19 And it came to pass, as soon as he came nigh unto the camp, that he saw the calf, and the dancing: and Moses’ anger waxed hot, and he cast the tables out of his hands, and brake them beneath the mount.

20 And he took the calf which they had made, and burnt it in the fire, and ground it to powder, and strawed it upon the water, and made the children of Israel drink of it.

At the start of this chapter I mentioned that Moses up in the mountain with God and the Israelites down in the valley with their idol was an allegory for all mankind. Today, we see those two opposites meeting again. The elevated and transcendent has touched back to the fallen earth.

The first thing that Moses does is break in pieces the Lord’s invitation to Israel to build Him a holy house. The people were not worthy of it. They had not only violated the principles etched upon the tablets, but also the earlier law that was the prerequisite to receiving the latter tablets. Of course, we know that ultimately Israel would build the tabernacle as planned, but only because God would restore that privilege. First the people had to lose everything. They had to be condemned before they could be redeemed.

Next, Moses similarly broke the people’s sin. He took their perverse calf and destroyed it in the most complete way imaginable. First burned, then ground into powder, then poured into water, then drunk. It’s hard to think of a way he could have decimated it any further!

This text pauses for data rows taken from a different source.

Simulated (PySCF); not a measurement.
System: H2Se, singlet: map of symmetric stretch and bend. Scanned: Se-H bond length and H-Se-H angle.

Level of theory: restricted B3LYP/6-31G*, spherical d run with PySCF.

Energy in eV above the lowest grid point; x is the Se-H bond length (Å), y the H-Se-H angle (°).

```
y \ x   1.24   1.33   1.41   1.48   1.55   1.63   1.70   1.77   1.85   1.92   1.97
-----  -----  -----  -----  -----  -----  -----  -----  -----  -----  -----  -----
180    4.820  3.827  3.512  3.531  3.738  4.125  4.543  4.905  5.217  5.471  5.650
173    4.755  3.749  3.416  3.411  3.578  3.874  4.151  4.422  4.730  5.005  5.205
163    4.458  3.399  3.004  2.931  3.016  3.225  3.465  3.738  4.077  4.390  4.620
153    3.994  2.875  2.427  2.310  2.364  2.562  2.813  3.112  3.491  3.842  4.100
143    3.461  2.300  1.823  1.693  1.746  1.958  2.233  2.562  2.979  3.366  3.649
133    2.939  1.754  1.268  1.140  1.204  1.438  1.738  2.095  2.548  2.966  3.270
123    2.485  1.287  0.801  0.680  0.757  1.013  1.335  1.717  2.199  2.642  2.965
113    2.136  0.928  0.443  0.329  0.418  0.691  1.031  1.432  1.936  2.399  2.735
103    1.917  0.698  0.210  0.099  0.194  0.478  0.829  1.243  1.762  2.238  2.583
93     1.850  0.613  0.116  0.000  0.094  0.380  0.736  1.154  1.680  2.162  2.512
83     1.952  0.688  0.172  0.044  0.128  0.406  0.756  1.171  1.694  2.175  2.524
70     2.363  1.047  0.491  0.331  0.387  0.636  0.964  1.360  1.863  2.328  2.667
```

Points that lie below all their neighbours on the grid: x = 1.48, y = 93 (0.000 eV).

Also, there is an obvious symbolism in Moses having the people drink the very essence of their sin. They were drinking the consequences of their own wrongs. No one can pervert the ways of the Lord and not be soiled within. Many the man has tried to have his secret vice on the side while still maintaining that he is a “good” person, but it never works. The sin does not live outside of the man. It begins external, as the influence of temptation, but by engaging with it the man ingests its evil, and then it churns within him.

Scriptural Analysis- Exodus 32:5-6

5 And when Aaron saw it, he built an altar before it; and Aaron made proclamation, and said, To morrow is a feast to the Lord.

6 And they rose up early on the morrow, and offered burnt offerings, and brought peace offerings; and the people sat down to eat and to drink, and rose up to play.

The idolatry of the Israelites bore yet another similarity to God’s tabernacle in that both required animal sacrifice. We have already discussed the symbolism of the offerings to be made to the Lord in the tabernacle and how they represented the people giving up their sins, devoting their passions to the Almighty, and submitting their lives to His purpose.

Assuming that the animal offerings to this golden idol carried the same symbolism, then they were giving their passions, their energies, and their very lives to something evil. Anyone that has dabbled in a life of sin knows that you cannot just have it on the side, totally separate from the rest of your life. Many have tried, but to maintain the course of sin we must progressively lay on its altar the very best of ourselves, including the love and energy that we had intended to withhold from it.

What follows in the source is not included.